I'm wondering if I should give the book to my wife at some point and say I see a lot in her that might apply to her, or just keep it for myself? Are there books for women that talk about similar issues, especially about childhood development?

BTW, the great thaw continues in our R. She is opening up to me more and more, but it's a long process that will take many months... I'm actually more hopeful than I have been in weeks.


----------



## Conrad (Aug 6, 2010)

As a general rule, I think it's a bad idea to share this stuff with your spouse. Unless you have really open communication (which you likely don't - as you are in this forum) the level of distrust is pretty high at the moment. She may see this as "not the real you" and that she is "being played".

On the other hand....

My wife and I have been discussing this stuff non-stop. 

It's made us closer.

But - keep in mind - we have always highly valued each other's intelligence and insight.

We have not always valued the way we've treated one another.

This stuff makes for some fascinating conversations.

So, perhaps the best answer is... "not right away".


----------



## Deejo (May 20, 2008)

Keep in mind ... 'fixing' is a nice guy trait.

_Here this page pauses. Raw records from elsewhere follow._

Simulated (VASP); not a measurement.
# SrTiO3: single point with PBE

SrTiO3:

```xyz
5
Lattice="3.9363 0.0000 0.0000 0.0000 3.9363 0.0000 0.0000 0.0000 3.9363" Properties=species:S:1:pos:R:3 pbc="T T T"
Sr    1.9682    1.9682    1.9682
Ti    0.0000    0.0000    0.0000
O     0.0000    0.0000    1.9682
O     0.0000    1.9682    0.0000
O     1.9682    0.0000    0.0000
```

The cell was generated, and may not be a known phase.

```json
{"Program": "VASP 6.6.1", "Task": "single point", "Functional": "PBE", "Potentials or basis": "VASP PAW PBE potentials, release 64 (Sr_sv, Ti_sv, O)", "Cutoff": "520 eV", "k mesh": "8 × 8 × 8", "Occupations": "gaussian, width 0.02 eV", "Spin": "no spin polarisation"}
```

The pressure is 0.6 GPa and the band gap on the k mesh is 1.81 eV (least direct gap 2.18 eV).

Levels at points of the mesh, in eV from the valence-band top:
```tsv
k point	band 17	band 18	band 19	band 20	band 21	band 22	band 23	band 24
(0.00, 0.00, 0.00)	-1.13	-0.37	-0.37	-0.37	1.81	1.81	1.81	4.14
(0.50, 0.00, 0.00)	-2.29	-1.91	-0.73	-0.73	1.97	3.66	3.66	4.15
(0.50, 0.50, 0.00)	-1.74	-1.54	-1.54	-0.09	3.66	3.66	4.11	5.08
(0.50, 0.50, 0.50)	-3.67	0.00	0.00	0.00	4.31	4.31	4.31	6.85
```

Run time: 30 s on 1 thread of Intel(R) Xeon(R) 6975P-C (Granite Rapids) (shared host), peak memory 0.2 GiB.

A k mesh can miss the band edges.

Isn't your job to 'fix' your wife. Took me nearly a decade to come to that realization. More than likely, she will resent you for it, and fight you on it.

Get where you need to go first. Once you are settled, you will be far better equipped to provide support for your wife - should she need or ask for it.

Giving her "No More Mr. Nice Guy" is not a good idea right now, as Conrad suggested.


----------



## MEM2020 (Aug 23, 2009)

TOTALLY AGREE with Deejo. 

I absolutely refuse to get into "why". Unacceptable behavior is just that. And I respond to it accordingly. As SOON as you start down the path of WHY, you open the door to her saying "well you know why I am like this, why can't you just accept it"? 

There is no "why". There is only "do" or "not do". 

P.S. - I have dual citizenship. Born on Mars but I also have a passport to Venus. My W can talk about how she FEELS as much and as long as she likes. Childhood events - bring em on. And on Venus I go into "Dr. Phil emulation mode". But that stuff while interesting NEVER excuses bad behavior. 





Deejo said:


> Keep in mind ... 'fixing' is a nice guy trait.
> 
> Isn't your job to 'fix' your wife. Took me nearly a decade to come to that realization. More than likely, she will resent you for it, and fight you on it.
> 
> ...


----------



## MisterNiceGuy (Jan 26, 2011)

Of course you guys are right! Fix my problems first... listen to her problems, but no fixing! It's so ingrained in me it's going to take a long time to recover.


----------